France has the power and start-ups it needs to challenge the UK as Europe’s main tech hub

Electricity does not usually make headlines in tech stories, but it could be pivotal to France’s bid to overtake the UK as Europe’s leading tech hub. This is because artificial intelligence increasingly lies at the heart of the global tech race and has a huge appetite for power.

This is France’s edge, thanks to one of the largest nuclear-powered electricity surpluses in the world, which its policymakers are keen to exploit.

President Emmanuel Macron wants to make France an “AI powerhouse”, backed by €109bn in AI infrastructure investment.

Among the biggest beneficiaries is Mistral AI, Europe’s largest AI start-up, which Bloomberg says is in talks to raise up to $1bn in equity from investors including Abu Dhabi’s MGX, alongside hundreds of millions in debt from French lenders such as Bpifrance. The funds will support Mistral Compute, a new AI cloud service built with Nvidia.

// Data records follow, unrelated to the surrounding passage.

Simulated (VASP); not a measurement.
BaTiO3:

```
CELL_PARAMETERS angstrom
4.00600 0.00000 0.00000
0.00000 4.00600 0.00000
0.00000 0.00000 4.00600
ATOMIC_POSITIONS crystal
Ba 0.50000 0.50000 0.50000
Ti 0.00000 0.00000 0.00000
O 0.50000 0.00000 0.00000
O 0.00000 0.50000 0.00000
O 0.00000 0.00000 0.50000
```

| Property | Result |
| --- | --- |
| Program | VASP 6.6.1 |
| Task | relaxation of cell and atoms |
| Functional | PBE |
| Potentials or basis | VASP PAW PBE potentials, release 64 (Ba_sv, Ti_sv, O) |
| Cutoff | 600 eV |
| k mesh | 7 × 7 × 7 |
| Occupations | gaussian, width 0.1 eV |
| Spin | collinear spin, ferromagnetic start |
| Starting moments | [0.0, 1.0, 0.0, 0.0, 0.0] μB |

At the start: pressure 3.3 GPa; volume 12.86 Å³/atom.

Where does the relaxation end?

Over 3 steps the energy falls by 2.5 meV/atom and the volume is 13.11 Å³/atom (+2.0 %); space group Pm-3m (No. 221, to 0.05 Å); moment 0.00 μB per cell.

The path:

Meanwhile, data centre co-location firm Digital Realty plans to invest €5bn in 13 new data centres across Paris and Marseille to meet rising AI demand. Fabrice Coquio, head of France for Digital Realty, says: “For 25 years, I’ve worked with all my teams to bring the electricity to data centres. Now we have to bring data centres to electricity.”

With 50.5 terawatt hours in net electricity exports in 2024, France leads the world in surplus power, a strategic asset in a world increasingly beset by energy insecurity.

EDF, the national utility, is now offering digital firms pre-connected land with 2GW of power capacity to slash rollout times by years. Against this backdrop, France’s challenge to the UK tech crown is looking increasingly viable.

Tech Diplomacy In Action

Nothing symbolises this shift more clearly than Nvidia’s GTC event at the Viva Technology 2025 conference in Paris in June. Macron arrived late to his keynote because he was busy working the room with tech leaders.

Maurice Lévy, former chair of advertising giant Publicis Groupe, who led a VivaTech panel with Macron and Mistral CEO Arthur Mensch, believes the intention is clear. “Emmanuel Macron has decided to create [an AI platform] that is French,” he told fDi at the event, adding he believes there is an opportunity to do more at a European level.

France has more up its sleeve than just surplus power. There’s the Crédit d’Impôt Recherche (CIR), offering a 30 per cent tax credit on R&D spending up to €100mn. Bpifrance co-invests with venture capital funds. The country even offers a fast-track tech visa for international founders and engineers.

Open To Global Talent

“The visa system is very good. We have some 70 different nationalities and a third of our community is non-French,” says Roxanne Varza, director of the Paris-based start-up campus Station F. She also notes consistent French state support for early-stage tech.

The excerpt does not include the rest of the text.